Input: routing scores tensor with shape [batch, numHeads, seqLen].
The loss is the mean pairwise cosine similarity between head routing distributions. Minimizing this pushes heads apart so they specialize on different sequence regions.
Loss = scale * mean(cosineSim(head_i, head_j)) for all i < j.
func NewRoutingContrastive ¶ added in v1.29.0
func NewRoutingContrastive[T tensor.Numeric](engine compute.Engine[T], ops numeric.Arithmetic[T], scale float64) *RoutingContrastive[T]
NewRoutingContrastive creates a new contrastive routing loss. scale controls the loss magnitude (default recommendation: 0.01).
func (*RoutingContrastive[T]) Attributes ¶ added in v1.29.0
func (rc *RoutingContrastive[T]) Attributes() map[string]interface{}
Attributes returns the layer configuration.
func (*RoutingContrastive[T]) Backward ¶ added in v1.29.0
func (rc *RoutingContrastive[T]) Backward(_ context.Context, _ types.BackwardMode, _ *tensor.TensorNumeric[T], inputs ...*tensor.TensorNumeric[T]) ([]*tensor.TensorNumeric[T], error)
Backward computes gradients of the contrastive routing loss with respect to the routing scores input.
d(loss)/d(scores[b,h,s]) = scale / (numPairs*batch) *
sum over j!=h of d(cosineSim(h,j))/d(scores[b,h,s])
where d(cos(a,b))/d(a_i) = (b_i / (|a|*|b|)) - cos(a,b) * (a_i / |a|^2)
func (*RoutingContrastive[T]) Forward ¶ added in v1.29.0
func (rc *RoutingContrastive[T]) Forward(ctx context.Context, inputs ...*tensor.TensorNumeric[T]) (*tensor.TensorNumeric[T], error)
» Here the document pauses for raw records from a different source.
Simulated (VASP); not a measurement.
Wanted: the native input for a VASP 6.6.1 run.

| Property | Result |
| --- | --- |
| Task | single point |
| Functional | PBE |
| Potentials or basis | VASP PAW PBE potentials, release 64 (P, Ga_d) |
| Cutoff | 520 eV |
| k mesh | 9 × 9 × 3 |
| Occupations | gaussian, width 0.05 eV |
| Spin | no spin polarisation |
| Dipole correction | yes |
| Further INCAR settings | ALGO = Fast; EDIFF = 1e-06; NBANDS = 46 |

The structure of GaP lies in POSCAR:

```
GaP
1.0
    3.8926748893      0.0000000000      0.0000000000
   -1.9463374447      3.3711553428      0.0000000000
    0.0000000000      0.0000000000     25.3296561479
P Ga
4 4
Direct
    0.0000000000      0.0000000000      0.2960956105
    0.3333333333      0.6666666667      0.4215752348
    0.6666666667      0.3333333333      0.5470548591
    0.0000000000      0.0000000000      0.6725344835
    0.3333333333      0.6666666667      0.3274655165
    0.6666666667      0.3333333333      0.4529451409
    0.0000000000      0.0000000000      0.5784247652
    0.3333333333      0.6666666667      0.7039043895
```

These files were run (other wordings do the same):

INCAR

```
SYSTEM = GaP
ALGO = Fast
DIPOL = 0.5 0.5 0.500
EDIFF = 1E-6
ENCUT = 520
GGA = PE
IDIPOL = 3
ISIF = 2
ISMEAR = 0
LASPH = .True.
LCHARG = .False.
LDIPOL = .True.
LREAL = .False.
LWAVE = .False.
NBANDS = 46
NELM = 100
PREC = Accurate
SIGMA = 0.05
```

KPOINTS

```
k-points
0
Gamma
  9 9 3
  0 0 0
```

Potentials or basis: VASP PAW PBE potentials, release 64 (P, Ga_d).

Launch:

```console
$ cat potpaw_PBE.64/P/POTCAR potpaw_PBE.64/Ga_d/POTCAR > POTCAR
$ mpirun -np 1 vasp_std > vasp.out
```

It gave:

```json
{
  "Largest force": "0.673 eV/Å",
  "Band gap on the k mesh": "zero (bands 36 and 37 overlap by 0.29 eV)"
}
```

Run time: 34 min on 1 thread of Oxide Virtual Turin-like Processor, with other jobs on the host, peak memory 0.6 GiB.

Forward computes the contrastive routing loss.
Inputs: exactly one tensor of shape [batch, numHeads, seqLen]. Returns a scalar loss tensor of shape [1].
func (*RoutingContrastive[T]) OpType ¶ added in v1.29.0
func (rc *RoutingContrastive[T]) OpType() string
OpType returns the operation type identifier.
func (*RoutingContrastive[T]) OutputShape ¶ added in v1.29.0
func (rc *RoutingContrastive[T]) OutputShape() []int
OutputShape returns the output shape of the loss (scalar).
func (*RoutingContrastive[T]) Parameters ¶ added in v1.29.0
func (rc *RoutingContrastive[T]) Parameters() []*graph.Parameter[T]
Parameters returns nil (no trainable parameters).